Eight of Keesler's 13 branches were open on Saturday as employees fielded phone calls from worried customers.
"Keesler Federal Credit Union members and nonmembers alike began receiving text messages on their cellular phones through several cellular services, indicating that their bill service had been, was expiring, and to contact a particular number that was displayed on their cell phone," said Tammy Brister, Vice President of Branch Operations at Keesler Federal Credit Union.
When someone dialed that number, the person on the other end asked for information from their ATM, debit and credit cards.
"If you responded to that number and gave that information, you have fallen victim to the scam, phishing through cell phone, cellular services," Brister said.
Meanwhile, the bank and cellular phone services are teaming up to stop the problem.
"Of course, when we began getting the phone calls this morning, we contacted the cellular service providers, and they are attempting to stop the text message from going out. We've also posted a notice on our website," Brister said.

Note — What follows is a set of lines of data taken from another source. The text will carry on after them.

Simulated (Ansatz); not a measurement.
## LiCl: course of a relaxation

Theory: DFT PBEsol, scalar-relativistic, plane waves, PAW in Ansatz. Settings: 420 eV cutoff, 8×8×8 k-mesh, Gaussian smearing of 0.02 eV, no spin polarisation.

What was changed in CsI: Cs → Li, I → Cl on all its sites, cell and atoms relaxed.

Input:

According to the Federal Trade Commission, if you believe you have had any stolen information that includes your financial accounts, you should:
- close the compromised accounts immediately
- consult with your financial institution about whether to close bank or brokerage accounts immediately
- change your passwords
"What I would say to the consumer is, unless you initiate the call to your financial institution, don't respond," Brister said.
If you think you've been a victim, call your financial institution, or check your bank's website, which will have tips to keep your personal information and bank records safe.